Not even the MoJ understands what it is doing today
Update: Since this piece was published, the chief inspector of probation has resigned. See below.
Last week a group of probation workers met to discuss the latest stage of Chris Grayling's 'transforming rehabilitation' programme. Starting today, the prisoners coming out of jail after serving less than 12-months will be supervised by probation staff. The trouble is, they have no idea what it is they're supposed to be doing.
About half of probation workers have not had any training at all on what it is they are expected to do. Those who have received training were either seen for an hour or given a leaflet. Behind all the soaring rhetoric of Grayling's press releases, that's the reality of what's going on behind the scenes.
A majority of people in last week's meeting had received the training, but no-one could agree what it entailed. "Not a single person in the room agreed in their interpretation of it," an attendant told me. "The people who'd done the training couldn't answer any of the questions."
At the heart of today's initiative is a positive, sensible idea. Prisoners who have served less than 12 months will be put on licence to help get them onto the straight and narrow. They should get help with drug or alcohol addiction, be supervised to ensure they do not commit more crime, and be ushered into work.
There was a need for this. Previously, those on short sentences received no help at all. They were dumped out onto the street with a bit of money in their pocket. Unsurprisingly, their reoffending rates were sky-high, at 58% – costing the economy about £9.5 billion to £13 billion a year.
Grayling is right to want to change this. As he said this morning:
"For too long we have released prisoners back onto the streets with £46 in their pockets and little else than the hope that they would sort themselves out. It's little wonder things haven't improved – but now all this will change.
"For the first-time we will be giving all offenders a proper chance at rehabilitation, instead of just leaving them to wander the streets and get on with it."
If only his solution was as valid as his assessment of the problem. Grayling's plans have two significant flaws which are likely to make them useless. The first is the failure of planning. No-one understands exactly what the MoJ is attempting to do, except in the broadest manner possible. Even a crown court judge who was asked about the plans recently said he had no idea they existed.
The second problem is the involvement of the private sector. The MoJ insists that introducing a profit motive to reoffending management will push providers towards tackling hard cases. The opposite is the case. Profit-seeking tends to encourage the cherry-picking of easy cases. The tougher, hard-to-reach cases, such as those with mental health problems and very low literacy and numeracy skills, are often left behind.
Those in jail for less than 12-months are one of the most likely groups to reoffend
When Chris Huhne left prison he was not going to need lots of supervision to get him back on track. He didn't have a drink or drug problems and he wasn't going to struggle getting into work. A private firm will focus on Huhne, because he is an almost guaranteed source of profit.
The National Probation Service would do the opposite. Because it has no profit motive, it would divert resources away from Huhne towards the cases which need the most attention. That's the difference between public accountability and profit as motivating factors in public service provision.

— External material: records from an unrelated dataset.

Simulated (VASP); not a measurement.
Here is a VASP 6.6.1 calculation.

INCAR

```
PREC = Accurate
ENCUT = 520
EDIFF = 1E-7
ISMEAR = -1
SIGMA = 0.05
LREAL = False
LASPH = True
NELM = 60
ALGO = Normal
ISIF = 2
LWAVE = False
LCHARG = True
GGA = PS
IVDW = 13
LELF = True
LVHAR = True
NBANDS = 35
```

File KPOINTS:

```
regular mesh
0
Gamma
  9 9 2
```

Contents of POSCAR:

The most recent official figures for reoffending rates showed the national service was continuing to succeed. Reoffending was down 0.4% from 2012 to 2013. Yes, it's small, but this is a tough area of policy. Reoffending has been falling slowly but steadily for over a decade. The drop since 2002 is 2.8%.
That progress risks being lost now since Grayling split the probation service in half last year. The national body will now only be supervising high risk cases. Low-and-medium risk cases have been split between several private firms.
Chris Huhne: Not really in need of post-prison supervision
There have been worrying reports of a total breakdown of communication between the national service and the individual bodies. Paul McDowell, the chief inspector of probation, warned there were "process, communication and information-sharing challenges that did not previously exist". The point where probation meets the courts is in a state of disarray. The IT infrastructure is in trouble. Probation workers have warned that dangerous cases are slipping through the cracks. But the MoJ refused to publish its safety evaluations and pressed ahead anyway. Few expect it to be a success.
These same staff, split between private and public bodies, are now being asked to deliver a supervision programme which has barely even been explained to them.
In both the splitting of the probation service and the introduction of today's scheme, we see the same two qualities. Firstly, a lack of concrete information about what is being done and secondly an overriding faith in the superiority of the private sector. It hasn't worked so far and the widespread confusion suggests it won't work this time.
Hours after this article was published, chief inspector of probation Paul McDowell resigned over a perceived conflict of interest between his role and that of his wife, who managed probation contracts at Sodexo. He said: "It is clear that a perception of conflict around my post remains. It is therefore right that I resign."
Labour shadow justice secretary Sadiq Khan said:
"Chris Grayling is stumbling from one crisis to another. Not content with sacking the chief inspector of prisons, the chief inspector of probation has now resigned over conflicts of interest the justice secretary was fully aware of at the time he appointed him. A chief inspector needs to be able to do the job without fear or favour, without any hint of bias, perceived or otherwise.
"Time and again, Labour has warned the government that Mr McDowell’s position as chief inspector of probation appeared compromised through links to private companies picking up one-third of the privatised probation service.
"It is shocking that Mr McDowell’s departure has been delayed until the day after private companies take over the running of probation. When probation is undergoing the biggest upheaval in its history and dedicated staff are demoralised because of the Government’s reckless privatisation, this is the time when a strong, independent chief inspector is needed the most as the guardian of the public's safety. The justice secretary needs to urgently explain his role in this fiasco and how these multibillion contracts will be inspected and supervised without a chief inspector.
A small example of the kinds of problems you get when you start privatising things and don’t pay attention to what you're doing. Over the weekend, I'm told offenders doing unpaid work in a number of areas, including Avon and Somerset, were stood down. The nine-seater buses which take them to and fro require a certificate of professional competence. Probation was exempt from this rule as it's not a commercial operation, but now that they’re run by private firms the rules have changed. Of course, many providers didn't realise and now staff can’t drive people until they get a certificate, which involves a five-hour training session. Factoring in the requirements of commercial operation is one of the most irritating, nit-picky bits of privatisation. You really need to be on top of it and there's little to suggest that's the case. Those unpaid work hours are unlikely to be fulfilled anytime soon.